A Saudi official said he expected the Safaniya plant to be closed for ″only a few days.″ He said he learned of the decision during a meeting with Saudi Aramco representatives Friday night.

A Saudi Aramco official declined to comment on whether the closure would affect the company’s refineries or other oil installations along the Saudi coast.

The desalination plant at Safaniya was the first reported closed because of oil spilled during the Persian Gulf War.

Allied officials say Iraq has created the world’s biggest oil spill in the gulf, but the crude threatening Safaniya is likely from a smaller spill that may have been caused by U.S. attacks on an Iraqi tanker.

The slick is estimated at 21 million gallons, far smaller than the giant 460 million-gallon spill that remains mostly in Kuwaiti waters, north of the Saudi coast.

Officials fear the oil could force the shutdown of numerous fresh water plants and oil refineries in Saudi Arabia. That could lead to water rationing and a further economic slowdown in a kingdom already burdened by the costs of war.

The world’s biggest desalination plant in the world is in Jubail, 40 miles south of the edge of the slick.

Derek Brown, an environmental specialist at the Bahrain Petroleum Co., said he believed the Safaniya plant was a small one.

Workers, meanwhile, rushed to clean up a thick swath of crude that fouled fertile marine beds along part of Saudi Arabia’s Persian Gulf shore.

Citing a report from a helicopter overflight of the slick Friday, U.S. Coast Guard Lt. Cmdr. Paul Milligan said heavy oil was seen stretching 60 miles along the Saudi coast from R’as az Zawr in the south to Safaniya in the north.

The oil was heaviest, he said, at Manifa, a small city that sits on a bay known for its fertile fishing grounds and rich sea beds.

Milligan said a map-reading mistake by Saudi authorities initially placed the spill at 10 miles from Jubail, but aerial photographs showed it to be 30 miles farther away.

Milligan said the slick continued to move southward, buffeted by strong winds from the north.

Predictions about when the slick would hit Jubail were unreliable.

″We’re running at full load,″ said an operator at the Jubail desalination plant. ″No oil is in sight.″

The slick already has come ashore at the Saudi towns of Khafji, Safinaya and Tanajib, killing cormorants and spreading a black goo along the beach.
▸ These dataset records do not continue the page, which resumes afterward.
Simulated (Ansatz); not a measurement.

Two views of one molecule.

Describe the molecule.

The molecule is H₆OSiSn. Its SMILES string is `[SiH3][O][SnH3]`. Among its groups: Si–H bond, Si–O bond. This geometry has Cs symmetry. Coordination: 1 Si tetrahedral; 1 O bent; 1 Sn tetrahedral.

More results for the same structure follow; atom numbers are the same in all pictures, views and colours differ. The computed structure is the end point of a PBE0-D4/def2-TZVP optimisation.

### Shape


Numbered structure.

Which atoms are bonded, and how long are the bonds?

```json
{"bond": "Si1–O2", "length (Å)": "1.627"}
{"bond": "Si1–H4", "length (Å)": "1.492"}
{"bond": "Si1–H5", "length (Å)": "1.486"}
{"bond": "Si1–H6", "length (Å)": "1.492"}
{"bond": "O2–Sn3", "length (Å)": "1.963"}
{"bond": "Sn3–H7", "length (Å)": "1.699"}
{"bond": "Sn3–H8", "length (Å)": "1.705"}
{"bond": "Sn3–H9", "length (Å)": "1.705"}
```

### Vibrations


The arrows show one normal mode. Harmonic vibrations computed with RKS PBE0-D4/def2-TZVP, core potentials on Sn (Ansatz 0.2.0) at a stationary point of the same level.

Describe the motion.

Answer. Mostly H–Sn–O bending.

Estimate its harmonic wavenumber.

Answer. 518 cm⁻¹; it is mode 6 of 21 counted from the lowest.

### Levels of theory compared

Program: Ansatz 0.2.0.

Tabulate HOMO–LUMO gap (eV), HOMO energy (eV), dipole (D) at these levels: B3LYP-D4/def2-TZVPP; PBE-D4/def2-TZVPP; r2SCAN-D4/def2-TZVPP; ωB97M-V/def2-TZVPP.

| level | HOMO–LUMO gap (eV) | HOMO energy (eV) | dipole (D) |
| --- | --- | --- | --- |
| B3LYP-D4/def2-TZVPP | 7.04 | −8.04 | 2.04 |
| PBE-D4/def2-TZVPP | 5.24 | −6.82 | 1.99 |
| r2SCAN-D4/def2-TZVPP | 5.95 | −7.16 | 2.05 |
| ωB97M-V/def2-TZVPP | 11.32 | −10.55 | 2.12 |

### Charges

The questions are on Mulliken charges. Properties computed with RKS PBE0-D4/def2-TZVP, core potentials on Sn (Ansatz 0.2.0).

A spokesman for the Saudi National Commission for Wildlife Protection and Development said 400 to 600 birds taken from about one mile of beaches were drenched in oil and at least 50 had died.

Dozens of miles of oil booms have been stretched around coastal industrial sites in Saudi Arabia, Bahrain and Qatar.

About 24 ships, led by Norway’s Al-Waasit ship, are mopping up the oil. Milligan said Al-Waasit in seven days had swallowed 1.75 million gallons of oil and water.

David Olsen, an official at the Saudi environmental agency, said the Soviet skimmers would probably arrive in about two weeks, bolstering the international effort against the slick.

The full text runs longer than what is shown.